Honorary Researcher, University of Toronto
Cheney Creative Fellow, University of Leeds
Editor-in-Chief, Cha: An Asian Literary Journal
Founding Co-editor, Hong Kong Studies
Translation Editor, The Shanghai Literary Review
English Editor, Voice & Verse Poetry Magazine
Email: tammyho@asiancha.com
Additional supporting materials are available upon request.

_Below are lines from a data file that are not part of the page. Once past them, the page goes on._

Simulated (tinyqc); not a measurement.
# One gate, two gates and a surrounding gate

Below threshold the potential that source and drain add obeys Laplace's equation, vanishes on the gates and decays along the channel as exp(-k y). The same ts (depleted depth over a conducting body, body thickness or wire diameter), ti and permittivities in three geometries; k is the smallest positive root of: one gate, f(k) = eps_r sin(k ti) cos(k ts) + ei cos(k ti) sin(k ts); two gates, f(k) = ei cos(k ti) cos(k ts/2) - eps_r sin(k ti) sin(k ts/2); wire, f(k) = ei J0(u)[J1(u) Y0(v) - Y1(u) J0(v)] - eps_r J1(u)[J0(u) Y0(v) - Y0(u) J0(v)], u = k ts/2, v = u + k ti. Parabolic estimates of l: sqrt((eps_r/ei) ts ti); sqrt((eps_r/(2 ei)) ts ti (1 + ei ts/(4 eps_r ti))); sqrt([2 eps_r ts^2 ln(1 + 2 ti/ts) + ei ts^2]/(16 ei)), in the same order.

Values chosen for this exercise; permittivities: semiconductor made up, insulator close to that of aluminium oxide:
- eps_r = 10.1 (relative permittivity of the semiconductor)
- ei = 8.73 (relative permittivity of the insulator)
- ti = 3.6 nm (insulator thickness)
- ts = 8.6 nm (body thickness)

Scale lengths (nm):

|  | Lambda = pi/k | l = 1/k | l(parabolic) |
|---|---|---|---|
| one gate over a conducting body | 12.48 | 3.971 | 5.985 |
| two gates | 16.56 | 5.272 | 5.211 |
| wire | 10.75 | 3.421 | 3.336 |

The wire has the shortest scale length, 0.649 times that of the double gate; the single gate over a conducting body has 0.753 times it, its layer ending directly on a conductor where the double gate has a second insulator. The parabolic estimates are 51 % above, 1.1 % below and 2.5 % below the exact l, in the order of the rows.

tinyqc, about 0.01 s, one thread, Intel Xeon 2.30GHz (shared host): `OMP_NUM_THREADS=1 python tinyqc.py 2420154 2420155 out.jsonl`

Selected recent activities.
Summary I am a researcher, writer, translator, and editor whose work lies at the intersections of literature, culture, and politics. Born in Hong Kong, I studied English literature and translation at the University of Hong Kong before completing a doctorate at King’s College London. Until my relocation to Europe in 2022, I was a tenured Associate Professor in the Department of English at Hong Kong Baptist University, where I contributed to curriculum development, supervised undergraduate and postgraduate research, and was actively involved in literary and cultural initiatives in the city.
My research and creative practice explore questions of language, adaptation, and cultural transformation, with particular attention recently to China Studies, Sinophone literatures, and the shifting subjectivities of Hong Kong in times of crisis. These concerns can also be found in my editorial and literary work. I am the editor-in-chief of Cha: An Asian Literary Journal, the first English-language literary journal based in Hong Kong that I co-founded in 2007, and serve as the founding co-editor of Hong Kong Studies, the translation editor of The Shanghai Literary Review, and the English editor of Voice & Verse Poetry Magazine. I am also an editorial board member of Writing Chinese: A Journal of Contemporary Sinophone Writing at the University of Leeds, the De Gruyter series Beyond Universalism / Partager l’universel, and the Hong Kong Matters Series at Hong Kong University Press. In 2019 I was the winning juror of the Newman Prize for Chinese Literature, nominating Hong Kong writer Xi Xi 西西, who became the first and so far the only writer from Hong Kong to receive the award, an affirmation of my engagement with Sinophone literary cultures and international prize evaluation.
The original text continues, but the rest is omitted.